To analyse existing legislative texts, we need to consider the composition of legislations and define the key components that should be extracted from them. Essentially, legislations are a compilation of rules, consisting of rights and obligations. However, to develop a solution that is meaningful for our end users, we need to break legislative texts down into key components that will result in meaningful classifications of the text. By adopting this approach, businesses can better identify the requirements that affect them and the implications of these requirements, and policy makers can navigate existing regulations in a more efficient manner.
Legislative texts can be split into useful ‘chunks of text’ that we can derive key components from.
Specifically, each ‘chunk of text’ can be analysed with the questions in mind:
The size of ‘chunks’ to consider is subject to debate. The bigger ‘chunk’ we take, the more generalised our classification becomes and it is more difficult to conduct high level tagging of the legislation as it will not consider the content in detail. However, taking a very small ‘chunk’ is also problematic since subsections of a legislation are not mutually exclusive and trying to classify one paragraph on its own will oftentimes be less informative. This is especially problematic when paragraphs are not mutually exclusive and there are no direct cross references between them, e.g. “as mentioned in paragraph (2)”. From a technical point of view, it is difficult to understand that one paragraph is an extension or is directly related to another without cross references in either one of them. We believe that it would be easier for the development of our tool if the paragraphs that are supplementary information to a a right or obligation always include a cross-reference to the related requirement. We decided that considering ‘chunks of text’ on the paragraph level is the most informative since each paragraph indicates a specific provision that has a legislative effect.

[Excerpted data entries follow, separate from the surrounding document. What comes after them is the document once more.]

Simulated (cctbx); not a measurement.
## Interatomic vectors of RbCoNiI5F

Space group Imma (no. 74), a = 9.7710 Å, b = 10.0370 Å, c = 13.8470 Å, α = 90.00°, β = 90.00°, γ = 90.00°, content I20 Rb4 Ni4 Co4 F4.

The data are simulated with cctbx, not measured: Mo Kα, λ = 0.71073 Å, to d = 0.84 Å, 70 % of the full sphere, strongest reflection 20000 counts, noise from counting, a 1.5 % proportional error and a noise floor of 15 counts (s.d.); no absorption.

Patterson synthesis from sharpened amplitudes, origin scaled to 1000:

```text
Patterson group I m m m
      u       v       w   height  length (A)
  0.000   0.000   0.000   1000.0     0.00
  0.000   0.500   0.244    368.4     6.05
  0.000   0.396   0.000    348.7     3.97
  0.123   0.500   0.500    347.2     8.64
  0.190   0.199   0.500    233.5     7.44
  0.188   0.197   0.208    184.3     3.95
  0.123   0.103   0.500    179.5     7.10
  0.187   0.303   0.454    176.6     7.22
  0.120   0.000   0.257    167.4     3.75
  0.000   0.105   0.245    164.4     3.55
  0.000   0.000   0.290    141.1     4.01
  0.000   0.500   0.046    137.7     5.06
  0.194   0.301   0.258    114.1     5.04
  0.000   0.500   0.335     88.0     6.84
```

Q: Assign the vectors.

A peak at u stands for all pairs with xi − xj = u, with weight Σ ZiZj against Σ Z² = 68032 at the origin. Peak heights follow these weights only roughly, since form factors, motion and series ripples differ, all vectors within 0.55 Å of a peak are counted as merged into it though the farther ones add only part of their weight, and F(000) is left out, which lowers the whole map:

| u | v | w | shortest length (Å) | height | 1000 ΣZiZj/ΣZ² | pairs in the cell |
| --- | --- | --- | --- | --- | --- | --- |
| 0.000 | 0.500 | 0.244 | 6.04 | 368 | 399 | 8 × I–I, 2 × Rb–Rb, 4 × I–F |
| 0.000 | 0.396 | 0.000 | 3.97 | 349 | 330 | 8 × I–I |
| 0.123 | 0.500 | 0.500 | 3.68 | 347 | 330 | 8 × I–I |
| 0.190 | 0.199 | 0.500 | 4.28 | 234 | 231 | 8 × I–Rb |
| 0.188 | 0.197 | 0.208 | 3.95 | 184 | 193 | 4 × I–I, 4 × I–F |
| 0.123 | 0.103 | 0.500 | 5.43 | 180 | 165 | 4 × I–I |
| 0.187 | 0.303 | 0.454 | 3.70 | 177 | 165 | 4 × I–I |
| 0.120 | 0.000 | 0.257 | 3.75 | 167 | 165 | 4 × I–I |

Based on our own analysis of legislative texts, discussions with legislative experts and various government references, we are deriving a list of key attributes on a conceptual basis to create meaningful tags for paragraphs in legislation. Then, we can create a semantic regulatory taxonomy that can be applied to legislations on a general basis. Through this process, this taxonomy of definitions will need to be tested on sample legislation and refined through an iterative process. In our sample, we need to consider both primary and secondary legislation. Given the difference in structure and content between primary and secondary legislation, we expect to see different types of paragraphs. However, since many primary legislations also impose requirements directly on businesses, it is also important to consider them alongside secondary legislation.
In analysing regulations, we find a number of complexities that make it difficult to naturally classify the paragraphs into distinct attributes. We are currently working with our legal partners, Simmons & Simmons, to define these key attributes, paragraphs and sections on a conceptual basis as a semantic taxonomy that can be used to assess legislative text.
Firstly, determining what types and the number of attributes to consider is a challenging task. Assessing the structure of a legislative text helps us determine which sections will include rights and obligations and which will include supplementary information such as conditions, interpretations, sanctions and amendments. However, it is often the case that a paragraph can fall into multiple attribute types. For example, some paragraphs may impose both a right and an obligation, as a right for the authority is often an obligation for the business. This poses the question of who’s point of view we need to consider when classifying a paragraph. In the initial stage, we find it useful to consider an entity-neutral point of view in that we give a paragraph a classification that is based on the direct requirement implied from a paragraph. There are also cases that require a certain degree of domain knowledge as well as subjectivity to classify a paragraph and this makes it difficult to make clear classifications. It is important to define a set of rules that will determine how we differentiate paragraphs, for example, distinguishing a right from an obligation or a definition from an interpretation. We also find that the wording of paragraphs sometimes causes a difficulty in their classification as words may be used interchangeably or there are double negatives, which may make the language confusing.
Further refining the type of rights and obligations is also important to determine the different types of burdens that are placed on a business. It is difficult to categorise requirements into individual types, as choosing the categories in itself may be subjective and at times the lines may be blurred between one requirement category and another.
Our tool utilises machine learning techniques to classify ‘chunks of text’ into their attribute types. The number of attributes that our tool will pick up depends on the level of granularity that we want our tool to consider. Increasing the number of key attributes makes the tool pick up more requirements but may result in the algorithm having a lower accuracy rate and the tool being less generalisable to a broader range of legislative texts. However, having too few key attributes may result in a higher accuracy rate but less meaningful output and less requirements generated. This trade-off is subject to evaluation on both a conceptual and technical basis.
Given the detailed content in legislation, it is easy to make an attribute list that is too specific. We realise that starting out with a smaller list of key attributes that are more generalised is a good starting point to building the attribute list. Starting out with a more generalised list, and then testing out this taxonomy of definitions on a sample of several legislations in an iterative way allows us to update and refine the list successively to determine an optimised set of generalised attributes.